On 21st November, the London Spectator had an article by Chris Patten, former governor of Hong Kong, that referred to the THES-QS international university rankings and the high place that they give to Oxford and Cambridge.
In the last month, another respected international survey
placed Oxford and Cambridge joint second to Harvard in the league table of
world-class universities. This confirms what others have suggested in recent
years. Moreover, other British universities — most notably London’s Imperial
College and University College — came out high on the list. There are, alas, too
few areas of our national life — the armed forces, the City of London, our
diplomatic service — where we do as well in global comparisons. And it
matters.
Patten suggests that the strength of Oxford and Cambridge lies in the balance between the colleges and the universities and that this is reflected in their performance in the rankings.
Patten is not the first to comment on the apparently excellent performance of British universities, Oxford and Cambridge especially, compared to other national institutions, not least the increasingly pathetic football team. There is a slight touch of desperation here. Even if we can’t beat Croatia or Macedonia, at least Cambridge and Oxford can still run rings around the Universities of Zagreb or Skopje or even Berkeley or Johns Hopkins. Nor is he the first to refer to the THES-QS rankings when commenting on the question of reorganising major British universities. The rankings have, for example, been used to bolster Imperial College London’s claim to become fully independent of the University of London.

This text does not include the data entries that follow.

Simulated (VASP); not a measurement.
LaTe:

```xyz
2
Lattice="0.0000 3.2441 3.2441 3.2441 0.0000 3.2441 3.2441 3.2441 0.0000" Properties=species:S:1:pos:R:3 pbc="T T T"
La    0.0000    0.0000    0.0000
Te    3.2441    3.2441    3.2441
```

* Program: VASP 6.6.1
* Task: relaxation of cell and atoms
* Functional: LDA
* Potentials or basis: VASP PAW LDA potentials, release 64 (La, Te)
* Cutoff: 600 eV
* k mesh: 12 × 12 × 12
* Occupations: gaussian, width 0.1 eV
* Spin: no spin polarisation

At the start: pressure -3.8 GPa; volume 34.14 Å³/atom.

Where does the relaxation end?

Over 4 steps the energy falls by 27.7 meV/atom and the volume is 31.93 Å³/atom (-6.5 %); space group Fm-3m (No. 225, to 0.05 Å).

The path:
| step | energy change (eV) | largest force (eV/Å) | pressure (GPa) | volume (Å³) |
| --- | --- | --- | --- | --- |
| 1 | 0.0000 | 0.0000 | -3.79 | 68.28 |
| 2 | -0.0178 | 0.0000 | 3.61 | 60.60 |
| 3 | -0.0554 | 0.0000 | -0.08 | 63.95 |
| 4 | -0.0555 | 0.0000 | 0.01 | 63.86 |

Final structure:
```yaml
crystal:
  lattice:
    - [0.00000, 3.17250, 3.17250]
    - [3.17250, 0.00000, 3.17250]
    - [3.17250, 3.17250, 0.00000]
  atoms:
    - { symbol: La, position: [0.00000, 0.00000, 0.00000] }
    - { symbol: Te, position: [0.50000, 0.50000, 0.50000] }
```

But there are some very dubious claims here. I am not sure what Patten is referring to when he talks about another respected international survey. It is certainly not the Shanghai rankings which have Oxford in tenth place and Cambridge in second overall by virtue of long dead Nobel laureates and much lower down by more contemporary criteria.
As for being respected, while the THES-QS rankings are avidly followed in Australia and Southeast and East Asia and routinely used in advertising by British universities, they are usually ignored or politely dismissed by American schools. Washington University in St Louis has apparently not even noticed that QS think that they have done almost no research at all over the last few years.
In fact, even QS does not provide much evidence that Oxford is a world-beater. In 2006 it did extremely well on the peer review and very well on the recruiter review but posted a mediocre performance on everything else, especially research as measured by citations per faculty, 63rd , behind the Hebrew University of Jerusalem, the Tokyo Institute of Technology and the University of Naples 2.
In fact, it isn’t that Oxford is that bad at research but that QS apparently inflated the numbers of faculty to get a good faculty student ratio at the cost of an unrealistically bad score for research. Still, it looks as though for research Oxford is now trailing around the middle to bottom of the Ivy League.
And this year? QS has introduced a new scoring system that in effect compresses scores at the top. So, Oxford did well for nearly everything with 100 for peer review, recruiter review, and student faculty ratio, 97 for international faculty and 96 for international students. This does not mean very much. The better universities now get high marks for just about everything. So does Oxford but again, according to QS, it lags behind on citations per faculty in 85th place behind Colorado State University, Showa University and Georgia Institute of Technology
Again, the problem probably is not that Oxford researchers are doing little research or not getting cited enough but that QS is using an inflated faculty figure.
Still it seems clear that Oxford’s position in the rankings is derived from a dubious “peer review” and from a scoring system that blurs differences at the top of the scale. It is not a result of measured research excellence. The THES-QS rankings are simply covering up the relative decline of Oxford and Cambridge.